You can watch our MSC Video here.

Reflecting on 2016 Season


2016 was a pretty successful year for the Killer Bees. This year was the 21st year of our team being around. We attended two district competitions, The Michigan State Championship, and The St. Louis Championship. We had a good performance overall at all of these events.

2016 Bag Day Pic6

Our first competition was at The FIM Waterford District where we had an average OPR of 34.55 and seeded second overall. Our robot didn’t connect to the field for the first 3 matches, but we overcame that problem! We gratefully accepted an invitation to join the first alliance with Team 67, The HOT Team and Team 4003, Trisonics. We played against the 8th alliance consisting of Team 3773,  Team 5662, and Team 3302. We won in quarterfinals by a 54 lead in the first match, and 101 point lead in the second match.  In semifinal matches we played against the 4th alliance consisting of Team 201, Team 3667, and Team 4779. We won by 70 points in our first match and 66 points in the second match. In the final matches we played against the 3rd alliance,  consisting of Team 5860, Team 355, and Team 5048. We won by 67 points in the first match and by 83 points n the second match! In addition to being the District Event winner, we also won the District Chairman’s Award! Overall this event was very successful!

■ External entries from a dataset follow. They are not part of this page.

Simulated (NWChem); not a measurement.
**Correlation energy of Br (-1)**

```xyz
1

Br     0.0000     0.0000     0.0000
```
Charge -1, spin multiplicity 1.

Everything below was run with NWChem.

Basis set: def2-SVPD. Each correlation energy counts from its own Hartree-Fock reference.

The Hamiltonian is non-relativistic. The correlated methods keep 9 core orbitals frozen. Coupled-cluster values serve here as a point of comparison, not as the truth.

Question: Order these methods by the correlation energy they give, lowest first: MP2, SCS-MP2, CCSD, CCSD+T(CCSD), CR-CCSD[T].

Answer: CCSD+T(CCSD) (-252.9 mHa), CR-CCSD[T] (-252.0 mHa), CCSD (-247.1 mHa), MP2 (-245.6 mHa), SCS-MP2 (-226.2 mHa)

Our second competition was at the FIM Troy District where we had an average OPR of 55.05 and seeded first overall. We requested the assistance of Team 1718, The Fighting Pi, and Team 5068, The Outsiders. We played against the 8th alliance consisting of Team 4961, Team 6120, and Team 862. In quarterfinals we won by 32 points in the first match and 53 points in the second. In semifinals we played against the 5th alliance consisting of Team 2851, Team 573, and Team 6108. We won the first match by 32 points and the second by 24. In the finals, we played against the second alliance consisting of Team 2337, Team 3539, and Team 6013. We won the first match by 9 points and the second match by 22! In addition to being the District Event winner we also won  the Quality Award!


Our third competition of the year was the FIM State Championship. At MSC we met Rick Snyder and Don Bossi! We had an average OPR of 61.47. We gratefully accepted an invitation to join the 1st alliance with Team 2767, Stryke Force, and Team 1684, The Chimeras. We won our first octofinal match by 67 points. Sadly we lost the last two matches by 7 and 2 points! After we were eliminated we managed to get all the changes we wanted to do at St.Louis Championship done before pits closed! We were able to qualify for the World Championship! Congratulations to our friends 27 Team Rush, 67 The HOT Team, 1718 The Fighting Pi, and 6086 Igniton!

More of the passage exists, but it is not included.